Design of this package

This package is designed to deserialize binary data stored in ROOT files. It is expected to be used in the context of another package, such as uproot, to fetch data buffers (either locally or over the network) and provide them to this package. It is also out of scope to take deserialized data and interpret it as numpy or awkward arrays, with some minor exceptions when performance is critical.

All deserialized data is stored as dataclass objects, inheriting from the base ROOTSerializable type. This type has two main methods:

Members = dict[str, Any]


@dataclasses.dataclass
class ROOTSerializable:
    @classmethod
    def read(cls: type[T], buffer: ReadBuffer) -> tuple[T, ReadBuffer]: ...

    @classmethod
    def update_members(
        cls, members: Members, buffer: ReadBuffer
    ) -> tuple[Members, ReadBuffer]: ...

The entry point for deserialization is the read method, which calls update_members on all the subclasses in the inheritance tree to build up the dictionary of class members (Members). Some classes may override read to implement header parsing, or to handle layouts that are not simply in base class order. The read_mupdate_membersembers method is only responsible for reading the members of the class, not any base class members.

The update_members signature has a type alias in serializable.py:

ReadMembersMethod = Callable[[Members, ReadBuffer], tuple[Members, ReadBuffer]]

these is used to define more advanced types, and to set up the @serializable decorator.

Note that python dataclasses inherit members from multiple bases in reverse order, so

@dataclass
class Base1:
    a: int
    b: int


@dataclass
class Base2:
    c: int
    d: int


@dataclass
class Derived(Base1, Base2):
    e: int

will have the following order of members: c, d, a, b, e.

Deserialization of numeric types

We use python struct to read numeric types from the buffer. Classes that contain numeric members can be declared as:

@serializable
class TMyClass(ROOTSerializable):
    fInt: Annotated[int, Fmt(">i")]
    fFloat: Annotated[float, Fmt(">f")]

where the Fmt type is a descriptor that will be used by the @serializable decorator to auto-generate the appropriate read_members implementation.
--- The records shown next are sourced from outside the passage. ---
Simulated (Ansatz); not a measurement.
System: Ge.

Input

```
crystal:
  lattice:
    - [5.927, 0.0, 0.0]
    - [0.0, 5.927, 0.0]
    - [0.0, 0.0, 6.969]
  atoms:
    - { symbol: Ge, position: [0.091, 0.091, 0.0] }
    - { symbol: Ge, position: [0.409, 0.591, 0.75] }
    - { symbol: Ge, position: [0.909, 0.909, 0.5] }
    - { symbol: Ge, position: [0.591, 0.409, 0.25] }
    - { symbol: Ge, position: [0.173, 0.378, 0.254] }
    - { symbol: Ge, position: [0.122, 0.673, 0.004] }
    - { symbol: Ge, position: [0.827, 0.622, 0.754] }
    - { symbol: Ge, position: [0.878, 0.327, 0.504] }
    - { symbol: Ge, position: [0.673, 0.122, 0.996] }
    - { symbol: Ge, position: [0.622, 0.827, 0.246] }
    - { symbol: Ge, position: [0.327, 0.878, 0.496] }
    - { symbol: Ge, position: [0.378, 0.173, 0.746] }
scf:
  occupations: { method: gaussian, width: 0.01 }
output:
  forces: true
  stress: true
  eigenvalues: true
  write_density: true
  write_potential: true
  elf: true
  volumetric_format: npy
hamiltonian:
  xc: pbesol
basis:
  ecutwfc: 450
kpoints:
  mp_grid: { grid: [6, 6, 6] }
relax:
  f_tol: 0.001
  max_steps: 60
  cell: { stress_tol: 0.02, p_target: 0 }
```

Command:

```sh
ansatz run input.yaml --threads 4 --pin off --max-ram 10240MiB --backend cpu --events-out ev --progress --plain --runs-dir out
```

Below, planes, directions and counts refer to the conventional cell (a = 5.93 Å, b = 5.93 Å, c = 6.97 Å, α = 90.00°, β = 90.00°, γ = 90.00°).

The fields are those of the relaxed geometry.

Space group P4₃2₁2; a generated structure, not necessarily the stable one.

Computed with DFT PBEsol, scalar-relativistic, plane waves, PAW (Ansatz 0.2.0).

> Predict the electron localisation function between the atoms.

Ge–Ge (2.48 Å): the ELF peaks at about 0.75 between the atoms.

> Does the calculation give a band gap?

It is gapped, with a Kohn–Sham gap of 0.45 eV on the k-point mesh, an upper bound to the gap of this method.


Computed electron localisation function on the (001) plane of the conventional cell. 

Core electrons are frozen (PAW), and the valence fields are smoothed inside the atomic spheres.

Annotated builtin types vs. objects

In several places, we have the option to “pythonize” the data structure, by using builtin python types where they fully capture the semantics of a given ROOT type. For example, TString is a variable length bytestring, and can be represented as a bytes in python. We could have class members, such as the name and title of a TNamed, either be represented by TString:

@serializable
class TString(ROOTSerializable):
    fString: bytes


@serializable
class TNamed(TObject):
    fName: TString
    fTitle: TString

or by bytes:

@serializable
class TNamed(TObject):
    fName: Annotated[bytes, TString]
    fTitle: Annotated[bytes, TString]

where the @serializable decorator takes care of the conversion between str and TString. In this library, we will prefer to use the second approach when feasible.